Mallorca 2024 holiday warning as locals go to war on boozy British tourists | Travel News | Travel

A boozy British holiday spot popular with youngsters looking for sun, sea and sangria is about to have stringent laws implemented to restrict alcohol consumption on the island. 

Mallorca, which makes up part of the Balearics in Spain, is home to Magaluf – renowned for its non-stop partying vibe, lively strip and crowds upon crowds of rowdy revellers drinking and clubbing until they drop. 

The issue of binge-drinking is not new, and already there have been focused efforts to implement a new law following the bad behaviour of drunken tourists. According to reports, this included alcohol ban zones and night-time entry controls on beaches.

But these measures did not bring much improvement, with even the help of private detectives failing to make much of a difference. 

In a ramped up step, authorities are now bringing in the Decree for Responsible Tourism to change its image. The new law, which ultimately culminates a name change from the decree against tourism, comes into force within the 2024 holiday season – and this time it affects the whole island. 

The new law seeks to have restauranteurs and tourist venues sign a code of conduct, which limits how much and how frequently revellers can buy alcohol. The aim of it is not to drive tourism away, but to stamp out anti-social behaviour

The Balearic’s Tourism Minister Jaume Bauzà said the idea to encapsulate the whole island as previously, alcohol restrictions were segmented into zones, impacting streets within Playa de Palma and Magaluf, as well as in Sant Antoni de Portmany on Ibiza. 

Within these zones, alcohol sales were restricted to specific quantities and times. 

However, in some instances, the zones were divided in a manner that allowed purchases on the opposite side of the street. This practice is now set to be revised, the tourism minister explained.

The new rules are set to target providers over consumers, with penalties in place for anyone not following the law, Der Standard reported. However, the additional cost of these regulations could be passed down to holidaymakers. 
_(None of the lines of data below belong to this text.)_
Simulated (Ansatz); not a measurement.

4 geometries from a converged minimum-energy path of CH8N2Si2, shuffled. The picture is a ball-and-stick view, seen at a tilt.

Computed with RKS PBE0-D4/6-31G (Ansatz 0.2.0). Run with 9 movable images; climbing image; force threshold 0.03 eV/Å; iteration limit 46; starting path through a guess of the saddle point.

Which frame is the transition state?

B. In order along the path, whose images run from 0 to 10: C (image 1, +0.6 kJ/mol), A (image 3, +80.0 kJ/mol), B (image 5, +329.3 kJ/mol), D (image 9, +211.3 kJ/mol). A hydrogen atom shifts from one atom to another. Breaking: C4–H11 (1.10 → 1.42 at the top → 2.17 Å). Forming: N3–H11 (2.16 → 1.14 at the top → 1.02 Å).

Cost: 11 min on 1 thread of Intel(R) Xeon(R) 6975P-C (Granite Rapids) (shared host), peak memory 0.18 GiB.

Punishments for law breakers may get harsher, too, with a specific focus on balconing – the act of jumping from a balcony into a swimming pool. These sorts of acts become more likely when revellers have been drinking. 

When addressing the issue of problematic tourists, Mallorca appears to be adopting a strategy reminiscent of Amsterdam’s approach. 

In the spring, the Dutch capital initiated an online campaign targeting young male British tourists known for engaging in excessive behaviour while visiting the city. The campaign aimed to raise awareness and promote responsible tourism practices among this demographic.

According to the Balearic Tourism Minister, a similar campaign is now proposed for informing young adults aged 16 to 25 from the UK about the regulations and penalties applicable in Mallorca.